This is an archived article that was published on sltrib.com in 2013, and information in the article may be outdated. It is provided only for personal research purposes and may not be reprinted.

Welcome visitors • If you are in the vicinity of downtown Salt Lake City today, and you hear someone with a pronounced Boston accent, or see someone in a yellow T-shirt with a picture of an angry shock of wheat, please be friendly. (Not that you wouldn't be anyway.) Our city is fortunate to be the host of some of the second and third round matches in one of the world's foremost sporting events: March Madness. The NCAA men's basketball tournament is not exactly the Winter Olympics, in terms of worldwide interest, financial impact and, certainly, time. But it is a great way to draw visitors, and their money, to see a city they just might like to come back to, or tell their friends about. And the excitement might help, just a little bit, to make up for the fact that there are no Utah teams in the Big Dance this year.

Heroic beavers • Seeing as how we dirty humans aren't always able to protect the beauty and utility of our natural surroundings, it is good to hear that, sometimes, wildlife can look out for itself. For the third time in as many years, a Chevron pipeline has sprung a leak and threatened a Utah waterway. This time, it was the Willard Bay State Park at the northeastern edge of the Great Salt Lake. State and corporate workers were quick to respond, but the damage done was apparently minimized by the fact that the first place the thousands of gallons of fugitive diesel fuel spilled was into a location that had already been dammed up by some industrious beavers. Now, in addition to cleaning up the bay, the two-legged Utahns are cleaning up the beavers. It's the least they could do.

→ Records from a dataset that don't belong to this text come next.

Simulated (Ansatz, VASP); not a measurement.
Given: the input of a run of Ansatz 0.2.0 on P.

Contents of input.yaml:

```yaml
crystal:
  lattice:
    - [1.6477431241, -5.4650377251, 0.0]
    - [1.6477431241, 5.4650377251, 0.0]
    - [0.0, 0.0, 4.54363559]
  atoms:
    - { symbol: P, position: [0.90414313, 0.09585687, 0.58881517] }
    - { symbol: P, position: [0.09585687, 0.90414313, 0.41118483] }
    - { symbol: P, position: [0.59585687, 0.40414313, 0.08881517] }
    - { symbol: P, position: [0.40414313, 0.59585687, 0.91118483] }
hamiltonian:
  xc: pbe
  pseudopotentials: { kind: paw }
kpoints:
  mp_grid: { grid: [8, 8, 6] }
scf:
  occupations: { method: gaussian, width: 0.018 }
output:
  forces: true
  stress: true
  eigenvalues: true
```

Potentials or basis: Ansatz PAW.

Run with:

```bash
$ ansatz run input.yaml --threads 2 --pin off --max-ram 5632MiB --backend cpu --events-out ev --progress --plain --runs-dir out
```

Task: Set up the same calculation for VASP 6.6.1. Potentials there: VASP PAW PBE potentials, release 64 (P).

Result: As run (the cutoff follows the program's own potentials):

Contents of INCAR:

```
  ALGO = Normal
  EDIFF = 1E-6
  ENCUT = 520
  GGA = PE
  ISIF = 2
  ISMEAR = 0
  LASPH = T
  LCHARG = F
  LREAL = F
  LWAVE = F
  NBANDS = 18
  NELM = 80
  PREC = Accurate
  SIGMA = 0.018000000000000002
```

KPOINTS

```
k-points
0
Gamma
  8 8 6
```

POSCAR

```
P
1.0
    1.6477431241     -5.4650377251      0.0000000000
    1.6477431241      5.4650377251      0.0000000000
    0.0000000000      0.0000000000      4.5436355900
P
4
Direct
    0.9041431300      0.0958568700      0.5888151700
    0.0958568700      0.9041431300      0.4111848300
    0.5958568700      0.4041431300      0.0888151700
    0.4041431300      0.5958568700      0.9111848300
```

Private emails • In American politics, self-described conservatives sometimes find themselves referred to as backward-looking, behind-the-times Luddites. Not so Utah's Sen. Mike Lee, at least as it concerns a bill he is cosponsoring with one of the chamber's more liberal members, Vermont Democrat Patrick Leahy. The bill would amend the Electronic Communications Privacy Act to specify that law enforcement agents must get a warrant before looking through anyone's email account. Email was something that didn't exist in 1986, when the current law was adopted. Since then, though, it has become something that FBI agents and others increasingly want to search. But it has also become not only a means of communication for most of us, but also a repository of personal data, ranging from family photos to bank account numbers. A law that keeps up with the times is a good idea, no matter who proposes it. Reaching across the aisle to promote this bill is something Lee should be proud to email home about.